Myth: Remove all damaged, dying and dead leaves and shoots to avoid attracting slugs
Reality: Probably the most commonly given piece of advice in conventional slug (and snail) control, the idea here is that by removing dead plant material, we are denying them food. Unfortunately, what we now know about the dietary requirements of slugs, and what they really eat, means that tidying up is almost certainly counterproductive in the long run. It will work as part of a conventional control programme, if you are prepared to put in long and regular hours, but otherwise it doesn't. The usual advice to remove damaged, dying and dead vegetation – often their favourite food – will leave slugs with no choice other than to eat our precious green plants.
Myth: Deny slugs and snails shelter
Reality: Another old idea designed to make the garden a hostile place for slugs, this also discourages the natural predators of slugs and snails such as ground and rove beetles and leaves the gardener with no option other than to clear up his or her mollusc problem alone without any help from their natural enemies in the garden. Adding shelter in the form of pieces of wooden board placed on the soil surface gives your enemy somewhere to roost, and you can keep a close eye on numbers.
Myth: Encourage hedgehogs, frogs and toads in the garden to combat slugs
Reality: This advice is found everywhere in the media, but the recent research suggests that hedgehogs and toads are not the gardener's best friend after all. Not only do they not eat that many slugs – toads might eat just one slug a week, for example - but they also eat a lot of ground beetles. The new research indicates that these beetles would have eaten more slugs than the hedgehogs, had they not become hedgehog snacks. This is not to say that you should not have hedgehogs in your garden, but that you need to provide your smaller friends with more nooks and crannies where they can avoid predation.

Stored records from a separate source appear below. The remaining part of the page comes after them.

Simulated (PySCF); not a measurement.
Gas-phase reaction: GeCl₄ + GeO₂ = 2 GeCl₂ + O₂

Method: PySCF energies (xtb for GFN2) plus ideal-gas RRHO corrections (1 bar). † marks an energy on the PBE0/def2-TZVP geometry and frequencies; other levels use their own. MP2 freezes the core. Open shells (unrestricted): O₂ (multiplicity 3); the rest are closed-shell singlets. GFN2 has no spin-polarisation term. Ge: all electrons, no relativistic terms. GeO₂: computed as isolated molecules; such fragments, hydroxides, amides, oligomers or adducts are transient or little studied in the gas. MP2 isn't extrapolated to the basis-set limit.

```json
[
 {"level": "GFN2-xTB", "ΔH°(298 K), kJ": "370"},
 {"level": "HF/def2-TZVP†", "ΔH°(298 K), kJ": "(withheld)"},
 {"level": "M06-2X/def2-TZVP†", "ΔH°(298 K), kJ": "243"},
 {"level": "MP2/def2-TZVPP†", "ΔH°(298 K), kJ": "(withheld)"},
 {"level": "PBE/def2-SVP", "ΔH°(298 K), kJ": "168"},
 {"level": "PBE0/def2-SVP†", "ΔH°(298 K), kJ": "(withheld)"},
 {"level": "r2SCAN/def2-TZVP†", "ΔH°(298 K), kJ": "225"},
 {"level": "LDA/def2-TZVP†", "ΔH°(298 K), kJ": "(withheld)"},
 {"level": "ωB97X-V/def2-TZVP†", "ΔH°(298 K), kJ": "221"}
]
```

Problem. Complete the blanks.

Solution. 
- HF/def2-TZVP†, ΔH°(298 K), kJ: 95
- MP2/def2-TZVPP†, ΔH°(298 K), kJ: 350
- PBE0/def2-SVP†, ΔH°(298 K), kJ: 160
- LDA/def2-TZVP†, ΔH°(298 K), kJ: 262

Myth: Use barriers and copper against slugs
Reality: Some gardeners swear by using physical barriers such as cinders, grit, crushed eggshells, coffee grounds, wool, pine bark and a combination of salt and Vaseline against slugs. The Royal Horticultural Society (RHS) has conducted trials and is adamant that they do not work. Copper tape or bands are said to act by passing a small electric current through the slug as it touches the metal, but the RHS is equally adamant that copper does not work either.
Myth: Organic slug pellets are a good bet
Reality: Iron phosphate slug pellets (which replaced those made from metaldehyde, now banned) were mostly trialled on the grey field slug, as it is the worst slug pest in agriculture. Gardeners have more species to contend with, such as the Spanish slug, which is less susceptible to iron phosphate pellets. One Spanish slug can polish off up to 20 pellets before it stops eating, which means that about 200 pellets per sq m (10 sq ft) of ground must be applied to achieve control, well above typical recommended application rates. In applying these pellets we might remove other slugs and hand the Spanish slug a competitive advantage.
Myth: Slugs have few natural enemies in the garden
Reality: Recent research tells us that something like 75 natural enemies of slugs can live in our gardens, and it is up to us to provide a home for them so that they can help us out. You have many more friends than you might think, so give them a home. Plant more densely, and allow a leaf litter layer to develop either naturally or through the addition of compost, top-dressings and mulches.
Easily the biggest group within the natural enemies of molluscs are the 39 beetles commonly found in gardens – and of those, 32 are ground beetles. The larger ones such as the black clock and the violet ground beetle are especially good, so it's well worth providing them with refuges and hibernation sites. Slow worms are also well worth having - slugs make up about 30 per cent of their diet.
Garden birds including the song thrush, blackbirds, starling and blackcap rarely eat slugs but will eat snails - encourage them into your garden by creating providing food plants and shelter for the insects that they feed on. Also provide places to roost and nest, such as mature shrubs and hedges.
The wood mouse is a predator of the common garden snail and shrews eat many slugs. Even the despised brown rat may help. Harvestmen, flies, worms and even spiders do their bit. They might only play a small role, but together their activities add up to a significant cumulative effect.
Myth: Slugs are primitive
Reality: Far from it; slugs have evolved from snails. In fact, so useful is the slug form – it confers the ability to squeeze into tiny spaces, and little need for the calcium that is such a major component of snail shells - that the slug form has evolved independently several times among different groups of snails that are not at all closely related. So, to lump all slugs together is rather like saying that the hyena and the walrus are the same; it really doesn't help us to understand what is going on. Different slugs can have very different needs depending on their evolutionary history, and that includes the things they eat.
Gastropods might look simple – a `stomach-foot` and little else – but biochemically they are very sophisticated indeed. Their digestive systems are capable of processing many materials that others creatures cannot. They can, for example, break down chitin, the notoriously tough structural component of both fungi and insects.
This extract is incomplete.